# Taste of Supervised Learning


# Case: Sales Prediction via Linear Regression

In [None]:
from google.colab import drive
drive.mount('/content/gdrive/')

## Reading and Understanding the Data

In [None]:
# Supress Warnings
import warnings
warnings.filterwarnings('ignore')

# Import the numpy and pandas package
import numpy as np
import pandas as pd

# Data Visualisation
import matplotlib.pyplot as plt 
import seaborn as sns

In [None]:
advertising = pd.read_csv('./dataset/advertising.csv')
advertising.head()

## Data Inspection

In [None]:
advertising.shape

In [None]:
advertising.info()

In [None]:
advertising.describe()

## Data Cleaning

In [None]:
# Checking Null values
advertising.isnull().sum()*100/advertising.shape[0]
# There are no NULL values in the dataset, hence it is clean.

In [None]:
# Outlier Analysis
fig, axs = plt.subplots(3, figsize = (5,5))
plt1 = sns.boxplot(advertising['TV'], ax = axs[0])
plt2 = sns.boxplot(advertising['Newspaper'], ax = axs[1])
plt3 = sns.boxplot(advertising['Radio'], ax = axs[2])
plt.tight_layout()
plt.show()

### Inference: There are no considerable outliers present in the data.

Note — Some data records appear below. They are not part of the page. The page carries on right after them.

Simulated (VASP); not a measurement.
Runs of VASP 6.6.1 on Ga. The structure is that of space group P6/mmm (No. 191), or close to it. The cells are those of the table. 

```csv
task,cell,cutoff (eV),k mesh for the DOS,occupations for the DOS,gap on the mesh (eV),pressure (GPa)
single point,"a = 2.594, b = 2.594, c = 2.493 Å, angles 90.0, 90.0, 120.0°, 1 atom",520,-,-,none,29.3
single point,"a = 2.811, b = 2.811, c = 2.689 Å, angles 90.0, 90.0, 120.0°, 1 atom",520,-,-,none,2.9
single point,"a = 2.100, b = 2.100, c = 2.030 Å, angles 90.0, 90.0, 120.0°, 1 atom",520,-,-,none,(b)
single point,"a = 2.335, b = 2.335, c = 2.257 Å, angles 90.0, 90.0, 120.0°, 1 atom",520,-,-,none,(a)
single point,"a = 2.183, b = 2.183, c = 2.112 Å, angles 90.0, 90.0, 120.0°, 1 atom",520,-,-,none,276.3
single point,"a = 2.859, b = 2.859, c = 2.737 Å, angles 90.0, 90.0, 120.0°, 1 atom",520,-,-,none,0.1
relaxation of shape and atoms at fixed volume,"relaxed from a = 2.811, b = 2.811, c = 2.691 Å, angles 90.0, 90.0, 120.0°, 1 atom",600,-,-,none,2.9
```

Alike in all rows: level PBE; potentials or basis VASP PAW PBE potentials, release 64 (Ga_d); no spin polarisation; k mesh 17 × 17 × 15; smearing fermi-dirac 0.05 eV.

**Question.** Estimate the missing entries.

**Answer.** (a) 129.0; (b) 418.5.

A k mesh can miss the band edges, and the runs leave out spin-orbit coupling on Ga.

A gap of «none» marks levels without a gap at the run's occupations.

## Exploratory Data Analysis

### Univariate Analysis

#### Sales (Target Variable)

In [None]:
sns.boxplot(advertising['Sales'])
plt.show()

In [None]:
# Let's see how Sales are related with other variables using scatter plot.
sns.pairplot(advertising, x_vars=['TV', 'Newspaper', 'Radio'], y_vars='Sales', height=4, aspect=1, kind='scatter')
plt.show()

In [None]:
# Let's see the correlation between different variables.
sns.heatmap(advertising.corr(), cmap="YlGnBu", annot = True)
plt.show()

As is visible from the pairplot and the heatmap, the variable `TV` seems to be most correlated with `Sales`. So let's go ahead and perform simple linear regression using `TV` as our feature variable.

## Model Building

### Performing Simple Linear Regression

Equation of linear regression<br>
$y = c + m_1x_1 + m_2x_2 + ... + m_nx_n$

-  $y$ is the response
-  $c$ is the intercept
-  $m_1$ is the coefficient for the first feature
-  $m_n$ is the coefficient for the nth feature<br>

In our case:

$y = c + m_1 \times TV$

The $m$ values are called the model **coefficients** or **model parameters**.

---

### Generic Steps in model building 

Assign the feature variable, `TV`, in this case, to the variable `X` and the response variable, `Sales`, to the variable `y`.

In [None]:
X = advertising['TV']
y = advertising['Sales']

#### Train-Test Split

- Split variables into training and testing sets. 
- Perform this by importing `train_test_split` from the `sklearn.model_selection` library. 
- It is usually a good practice to keep 70% of the data in your train dataset and the rest 30% in your test dataset

In [None]:
from sklearn.model_selection import train_test_split
X_train, X_test, y_train, y_test = ##code here

In [None]:
# Let's now take a look at the train dataset
X_train.head()

In [None]:
y_train.head()

In [None]:
X_train = np.array(X_train).reshape(-1,1)
X_train.shape

In [None]:
y_train = np.array(y_train).reshape(-1,1)
y_train.shape

#### Building a Linear Model

- import the `linear_model` library for performing the linear regression.

In [None]:
from sklearn import linear_model

### Linear Regression
- https://scikit-learn.org/stable/modules/generated/sklearn.linear_model.LinearRegression.html
    

In [None]:
lr = ##code here

In [None]:
##code here

In [None]:
# Print the parameters, i.e. the intercept and the slope of the regression line fitted

In [None]:
##code here

In [None]:
##code here

In [None]:
#The coefficient for TV is 0.054
#y = ax + b
#Sales = A*TV + const

---
The fit is significant. Let's visualize how well the model fit the data.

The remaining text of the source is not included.